In [None]:
# @title Notebook & Environment Setup
# NOTE: run this in a Colab / Jupyter notebook environment with GPU selected if you want RAPIDS/cuDF acceleration.
%load_ext cudf.pandas

# Package installs (not strictly necessary each run once environment is prepared)
!pip install datasets imagehash opencv-python-headless pillow fuzzywuzzy python-Levenshtein
!apt-get install git-lfs -y
!git lfs install

Reading package lists... Done
Building dependency tree... Done
Reading state information... Done
git-lfs is already the newest version (3.0.2-1ubuntu0.3).
0 upgraded, 0 newly installed, 0 to remove and 41 not upgraded.
Git LFS initialized.


In [None]:
# @title Imports (Sorted by Purpose)
# ---------------------------------
# File & Path Management
# ---------------------------------
import os
import shutil
from pathlib import Path

# ---------------------------------
# Image Loading & Processing
# ---------------------------------
from PIL import Image, ImageOps, UnidentifiedImageError
import cv2

# ---------------------------------
# Image Hashing / Similarity
# ---------------------------------
import imagehash
from fuzzywuzzy import fuzz

# ---------------------------------
# Data Handling & Numerical Operations
# ---------------------------------
import numpy as np
import pandas as pd
from collections import defaultdict

# ---------------------------------
# Dataset I/O (HuggingFace)
# ---------------------------------
from datasets import load_dataset

In [None]:
# @title Configuration / Constants
BLUR_THRESHOLD = 60.0
DUPLICATE_HASH_SIZE = 16
DUP_HAMMING_DISTANCE = 4
AUTO_ROTATE = True
OVERWRITE_ORIENTED_IMAGE = True

In [None]:
# @title Output Base Directory
OUTPUT_BASE = Path("/content/cleaned_birds")

In [None]:
# @title Utility Function
def normalize_label(x):
    """Normalize bird names for consistent labeling / folder naming."""
    return (
        str(x)
        .strip()
        .lower()
        .replace("-", "_")
        .replace(" ", "_")
    )

In [None]:
# @title Load and Prepare Dataset
def load_and_prepare(df, dataset_tag: str):
    """Drop NA, normalize label column, remove unused columns, and reorder columns."""
    print(f"=== {dataset_tag} rows before cleaning: {len(df)} ===")
    df = df.dropna()
    print(f"\n=== {dataset_tag} | rows after dropna: {len(df)} ===")

    img_col = "image"
    lbl_col = "bird_name"

    # Normalize labels
    df["bird_name"] = df[lbl_col].apply(normalize_label)

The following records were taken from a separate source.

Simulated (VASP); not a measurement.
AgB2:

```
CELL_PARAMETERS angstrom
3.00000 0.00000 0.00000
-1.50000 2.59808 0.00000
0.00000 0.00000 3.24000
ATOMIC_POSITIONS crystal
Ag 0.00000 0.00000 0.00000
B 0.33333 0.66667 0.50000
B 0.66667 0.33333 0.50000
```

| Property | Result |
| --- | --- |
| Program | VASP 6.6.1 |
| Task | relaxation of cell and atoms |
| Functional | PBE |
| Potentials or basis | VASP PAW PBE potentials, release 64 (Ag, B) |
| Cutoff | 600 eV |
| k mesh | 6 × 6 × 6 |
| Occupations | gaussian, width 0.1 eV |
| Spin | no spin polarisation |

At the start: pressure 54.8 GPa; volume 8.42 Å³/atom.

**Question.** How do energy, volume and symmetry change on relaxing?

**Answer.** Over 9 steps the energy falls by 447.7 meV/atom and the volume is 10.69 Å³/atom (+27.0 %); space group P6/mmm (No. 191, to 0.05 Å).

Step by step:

    keep_cols = ["image", "bird_name"]
    other_cols = [c for c in df.columns if c not in keep_cols]
    df = df[keep_cols + other_cols]

    cols = ['text', 'description']
    for col in cols:
        df = df.drop(columns=[col], errors="ignore")

    # return df, img_col, lbl_col
    return df

In [None]:
# @title Data Cleaning
def filter_corrupted_and_blurry(df: pd.DataFrame, dataset_tag: str):
    """Remove corrupted images and those below blur threshold. Returns filtered DataFrame."""
    print(f"\n=== {dataset_tag} | Filtering corrupted & blurry images ===")

    indices_to_drop = []
    img_col = "image"
    total = len(df)

    for idx, row in df.iterrows():
        # Progress every 500 images
        if idx % 500 == 0:
            print(f" Processing {idx}/{total}...")

        img = row[img_col]

        # Quick validation
        if img is None or not hasattr(img, "convert"):
            indices_to_drop.append(idx)
            continue

        reason = None

        # 1. FAST integrity check: just try to convert to RGB
        try:
            _ = img.convert("RGB")  # If this works, image is valid
        except Exception:
            reason = "corrupted"
            indices_to_drop.append(idx)
            continue  # Skip expensive operations

        # 2. Auto-orient (optional, but fast)
        if AUTO_ROTATE and reason is None:
            try:
                oriented = ImageOps.exif_transpose(img)
                if oriented is not None and oriented != img:
                    df.at[idx, img_col] = oriented  # Update in DataFrame
                    # Save back to file if requested
                    if OVERWRITE_ORIENTED_IMAGE and hasattr(img, 'filename') and img.filename:
                        try:
                            oriented.save(img.filename)
                        except:
                            pass
            except Exception:
                pass

        # 3. Blur check (SLOW - comment out for initial testing)
        if reason is None:  # Remove this block to skip blur detection
            try:
                gray = np.array(img.convert("L"), dtype=np.uint8)
                varLap = cv2.Laplacian(gray, cv2.CV_64F).var()
                if varLap < BLUR_THRESHOLD:
                    reason = f"blurry({varLap:.1f})"
            except Exception:
                reason = "blur_calc_fail"

        if reason:
            indices_to_drop.append(idx)

    # Batch drop for speed
    if indices_to_drop:
        df.drop(index=indices_to_drop, inplace=True)
        df.reset_index(drop=True, inplace=True)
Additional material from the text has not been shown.